Title: When You Are Old
Author: William Butler Yeats
Speaker: The poem is written by a man, and the man plans to include it in a book of poetry. This man is writing the poem to someone he loved who did not return this feeling. The tone of the piece is a mixture of nostalgia for the unrequited love and reprisal to the object of affection for being to vain to notice real love when it presented itself.
Structure: The poem is divided into 3 stanzas, each containing 4 lines, and each line containing 10 syllables. It is composed of two sentences, the first discussing the past that will be remembered by the reading if the poem and the second expressing the future of what will happen after the memories flood back.
Theme: The theme is not directly stated, but the reader can safely assume that the writer is talking to a person he once loved deeply. This person was beautiful and fair with a lot of suitors, and so embracing beauty and vanity looked not at the man that really loved her (the speaker of the poem) but to others who, when her age started to catch up with her, left her all alone. The theme is regret for not paying attention to real love when it happened.

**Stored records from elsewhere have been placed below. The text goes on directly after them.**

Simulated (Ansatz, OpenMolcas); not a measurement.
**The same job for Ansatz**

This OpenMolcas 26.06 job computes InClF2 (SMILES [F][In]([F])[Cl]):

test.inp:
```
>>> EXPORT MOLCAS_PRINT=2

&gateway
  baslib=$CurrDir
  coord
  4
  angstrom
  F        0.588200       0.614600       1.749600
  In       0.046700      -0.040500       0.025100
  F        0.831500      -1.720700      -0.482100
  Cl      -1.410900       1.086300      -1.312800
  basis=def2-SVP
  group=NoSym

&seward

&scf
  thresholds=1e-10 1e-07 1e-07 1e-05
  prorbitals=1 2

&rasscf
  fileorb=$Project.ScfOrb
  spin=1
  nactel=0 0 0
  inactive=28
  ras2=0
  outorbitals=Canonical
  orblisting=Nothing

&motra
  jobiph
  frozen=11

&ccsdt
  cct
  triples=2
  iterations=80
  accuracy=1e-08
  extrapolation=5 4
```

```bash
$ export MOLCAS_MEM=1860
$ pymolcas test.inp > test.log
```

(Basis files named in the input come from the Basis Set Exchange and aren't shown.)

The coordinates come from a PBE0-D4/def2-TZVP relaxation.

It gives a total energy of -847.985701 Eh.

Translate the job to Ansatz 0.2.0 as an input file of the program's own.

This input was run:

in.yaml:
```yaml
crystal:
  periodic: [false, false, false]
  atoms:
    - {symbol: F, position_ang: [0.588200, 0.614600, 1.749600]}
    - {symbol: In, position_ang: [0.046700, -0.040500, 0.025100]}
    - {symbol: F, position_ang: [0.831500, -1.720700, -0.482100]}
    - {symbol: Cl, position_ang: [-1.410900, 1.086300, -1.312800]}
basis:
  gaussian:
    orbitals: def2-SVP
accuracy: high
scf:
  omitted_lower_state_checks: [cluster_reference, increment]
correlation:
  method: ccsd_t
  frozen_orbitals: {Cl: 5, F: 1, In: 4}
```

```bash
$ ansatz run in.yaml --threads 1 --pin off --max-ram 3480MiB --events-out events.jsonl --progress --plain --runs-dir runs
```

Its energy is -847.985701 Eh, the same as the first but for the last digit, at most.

Figures of speech: In the poem there is personification when her soul is described as a pilgrim soul and when the face is described as sorrowful), hyperbole when describing the consequences of age on the woman’s face, and metaphor in the last lines where love is said to go up to the mountains and disappear into the sky.
Symbolism: This poem does not have heavy symbolism, yet it has some important symbols. The face of the woman represents not only her face, but her entire persona. The face is used as a symbol for holistic beauty and fairness, while the soul is used as a symbol for personality, way of being, values, and feelings. Then, the night sky with stars serve as a symbol for the large amounts of people that, to her, are just there: people who have nothing to set one apart from another and to stand out.